Tuesday, October 1, 2013

Trapping the Baby

Inside the cabin, Helina is as a safe as any baby that lives in a house.  She's maybe even safer.  We don't have hard corners, stair cases, open windows, electrical outlets near the floor, or other common household hazards.  On deck, however, we need to watch Helina like hawks and make sure she is in a confined space, strapped into place, in a life jacket, etc., etc.  After all, on deck, she is a stumble away from falling into the water.

In summary: inside cabin, safe; outside on deck, unsafe.     

Our challenge, then, is to make sure that Helina remains trapped inside the cabin so that she does not end up on deck without our knowledge.  Since Sea Gem has a very steep staircase/ladder separating the cabin from the deck outside, and since there is a fairly complicated latch/lock keeping the door closed, we figured we'd have at least  3 or 4 years before Helina would be able to climb up and open the door to the deck.

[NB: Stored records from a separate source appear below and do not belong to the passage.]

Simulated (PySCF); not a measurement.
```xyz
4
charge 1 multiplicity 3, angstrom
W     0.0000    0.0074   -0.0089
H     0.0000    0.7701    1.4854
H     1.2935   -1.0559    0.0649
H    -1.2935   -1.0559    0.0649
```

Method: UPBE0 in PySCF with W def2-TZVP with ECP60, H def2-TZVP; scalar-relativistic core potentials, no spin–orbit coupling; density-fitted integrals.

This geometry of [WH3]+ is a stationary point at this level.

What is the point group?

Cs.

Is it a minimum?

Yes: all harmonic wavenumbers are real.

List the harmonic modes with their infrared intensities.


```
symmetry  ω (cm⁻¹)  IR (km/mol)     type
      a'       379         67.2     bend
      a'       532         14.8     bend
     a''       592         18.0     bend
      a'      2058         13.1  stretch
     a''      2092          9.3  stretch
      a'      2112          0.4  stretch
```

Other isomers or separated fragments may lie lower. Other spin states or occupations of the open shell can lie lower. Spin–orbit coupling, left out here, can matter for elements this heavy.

As it turns out, we were perhaps a little optimistic.  Helina is 14 months old, and she can already shoot up the ladder in the blink of an eye.

The Art of Escape
We are constantly pulling her off the ladder after turning our backs for only a few seconds.  And that complicated latch we are relying on?  Our friends with small children who just visited informed us that, as soon as she can reach the latch (probably when she is two), she'll have no problem opening the door.  And we certainly can't have a two-year-old Helina letting herself outside.

And so we realized that we need to make the complicated latch mechanism a little more complicated.  After some trial and error, we settled on the following configuration:

Security
To unlock the door, the stainless steel handle swings to the right.  To unlock the handle, the pin is removed by pushing the button in and pulling down.  That much was already in place.  Now, to unlock the pin, the grey child lock needs to be squeezed on both sides and pulled down.

That should buy us some time.  But if she learns to open the child lock earlier than we'd like her to, we can always replace it with a combination lock.  That will make it harder for us to get out, too, but it will sure keep Helina in place.  Another option we thought of is to add a latch on the outside of the door that would require enough height to reach over the door to unlatch it.  So, one way or another, we'll be trapping Helina in the cabin for the foreseeable future.